One of the biggest technical challenges are dynamic and high mobility handovers because of fast topology changes. Due to LEO satellites orbiting relatively close to Earth, they usually move at very high speeds reaching up to 17,500 mph. This means that a specific ground terminal can realistically view a satellite for only around five to 15 minutes usually, prompting very rapid handovers from one satellite to another.
For organisations using real-time applications such as financial trading or video calls, these handovers can cause micro-interruptions and packet loss in many cases.
Protocol and routing incompatibilities have significantly complicated satellite integration into hybrid enterprise networks too. LEO propagation delays can vary significantly, which can lead to algorithms controlling TCP congestion to wrongly assume that delays mean packet loss or trigger false retransmissions.
“In many cases, LEO systems can achieve latency levels comparable to terrestrial broadband. The real challenge is latency variability,” OPIT’s Elbehiery adds. “Applications typically tolerate higher latency more effectively than unpredictable latency fluctuations. A stable 80-millisecond connection often performs better operationally than a connection fluctuating between 30 and 150 milliseconds.”
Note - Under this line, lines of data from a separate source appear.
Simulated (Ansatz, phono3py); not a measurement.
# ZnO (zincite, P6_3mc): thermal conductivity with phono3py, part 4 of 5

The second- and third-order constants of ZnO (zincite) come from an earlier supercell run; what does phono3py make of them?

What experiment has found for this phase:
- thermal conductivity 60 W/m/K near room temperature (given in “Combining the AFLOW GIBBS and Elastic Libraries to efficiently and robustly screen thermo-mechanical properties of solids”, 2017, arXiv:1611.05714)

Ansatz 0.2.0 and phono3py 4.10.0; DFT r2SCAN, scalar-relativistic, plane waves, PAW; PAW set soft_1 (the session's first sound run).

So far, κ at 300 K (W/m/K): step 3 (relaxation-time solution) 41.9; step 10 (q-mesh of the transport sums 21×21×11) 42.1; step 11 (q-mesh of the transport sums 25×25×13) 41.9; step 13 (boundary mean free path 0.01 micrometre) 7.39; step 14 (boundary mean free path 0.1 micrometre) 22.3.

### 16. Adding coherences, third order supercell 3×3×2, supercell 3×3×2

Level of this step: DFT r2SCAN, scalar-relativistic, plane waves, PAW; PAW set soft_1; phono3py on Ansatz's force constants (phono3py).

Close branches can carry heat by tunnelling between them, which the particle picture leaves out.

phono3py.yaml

Routing paths for LEO networks also change extremely fast, often needing SDN routing in space to maintain session state. In contrast, terrestrial routers usually use slowly changing OSPF/BGP updates or static tables. Another integration hurdle arises due to organisations depending on rigid service-level agreements (SLAs) for jitter, availability and throughput for end-to-end predictability.
However, replicating this in a hybrid terrestrial-space network environment means having to standardise how air interface from a satellite translates and connects to core terrestrial networks. This would let satellite signals use the same billing, routing and management systems as terrestrial infrastructure.
Satellite is extremely valuable for disaster recovery, remote operations and continuity planning, but the management layer has to match the criticality of the use case
Tim Last, Iridium
Failover orchestration is another major hurdle. Despite satellite being increasingly positioned as a resilience layer, seamless traffic transition between satellite and terrestrial networks without affecting applications remains significantly challenging. As such, enterprises have to be constantly mindful of consistent security policies and routing stability to prevent any service interruptions during transitions.
“Failover orchestration represents perhaps the most difficult operational challenge facing enterprises today. The issue extends far beyond simply switching traffic from one path to another,” Elbehiery says. “Enterprises must maintain application sessions, preserve routing stability, synchronise security policies, avoid overlay tunnel resets and prevent route oscillation during failover events. Many organisations experience ‘micro-outages’ or temporary application degradation during transitions even when connectivity itself technically remains available.”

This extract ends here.